Subject: Re: Porting Hammerfs (fwd)
To: Bill Stouder-Studenmund <wrstuden@netbsd.org>
From: Matthew Dillon <dillon@apollo.backplane.com>
List: tech-kern
Date: 12/11/2007 11:56:15
:I read that paragraph differently. I don't disagree that it could well be
:
:a gotcha about porting, but I took it as meaning they didn't have to roll
:
:a custom cache for their metadata stuff. They have btrees, so they have0
:more complicated in-core structures than say ffs does.
:
:I could be wrong though...
:
:Take care,
:
:Bill
Yes, that's it exactly. B-Tree's can be reasonably well cached but
you can still wind up with a lot of code overhead if you have to
dive into the OS and issue a lookup (bread() in the case of DFly/FBsd)
every time you want to access a B-Tree node. e.g. having to scan a
6-deep B-Tree might require 6 bread()s JUST to find B-Tree element,
then another bread() to access the data. FFS requires maybe 1/3 the
bread() calls to access the same data.
HAMMER solves this problem by maintaining in-memory tracking structures
for things like B-Tree nodes and those structures cache a pointer to the
actual on-disk data, by pointing directly into the related buffer
cache buffer. The pointers are maintained even after HAMMER is
through with an operation. HAMMER then relies on the OS to tell it when
a buffer cache buffer should be flushed/recycled. If the in-memory
tracking structures are in-use (have a non-zero ref count), HAMMER
sets B_LOCKED which tells the OS not to throw away the buffer. If
the in-memory tracking structures are not in-use (ref count == 0),
HAMMER disassociates the buffer cache buffer from the structure(s)
and allows the OS to proceed. This removes nearly all the bread()
calls from the critical path.
HAMMER also relies heavily on caching work in-memory and in the
OS's buffer or VM page cache, in order to be able to flush the work
out in larger chunks. Ultimately I hope to have one B-Tree element
represent potentially huge swaths of data instead of one 16K chunk.
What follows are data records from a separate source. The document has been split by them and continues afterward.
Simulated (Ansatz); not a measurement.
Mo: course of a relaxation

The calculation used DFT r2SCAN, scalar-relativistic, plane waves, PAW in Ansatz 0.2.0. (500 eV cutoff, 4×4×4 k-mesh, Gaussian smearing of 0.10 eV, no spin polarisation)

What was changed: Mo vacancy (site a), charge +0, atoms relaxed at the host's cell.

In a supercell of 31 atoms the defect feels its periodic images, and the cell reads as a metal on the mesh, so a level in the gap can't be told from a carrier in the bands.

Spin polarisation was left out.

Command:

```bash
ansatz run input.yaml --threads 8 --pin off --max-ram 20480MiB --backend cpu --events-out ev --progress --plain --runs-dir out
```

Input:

This ultimately is what will make HAMMER seek-efficient. A B-Tree
element in HAMMER is around 64 bytes verses the 4 (or 8) bytes FFS needs
to represent a pointer to a disk block. The more data that B-Tree
element can represent, the better.
That all said, I don't think it would be hard to port the buffer cache
aspects of HAMMER. I have most of the buffer cache ops isolated in
a single support file specifically to make porting easier.
In anycase, I really appreciate the interest. I hope to have things
in better shape by mid-January.
-Matt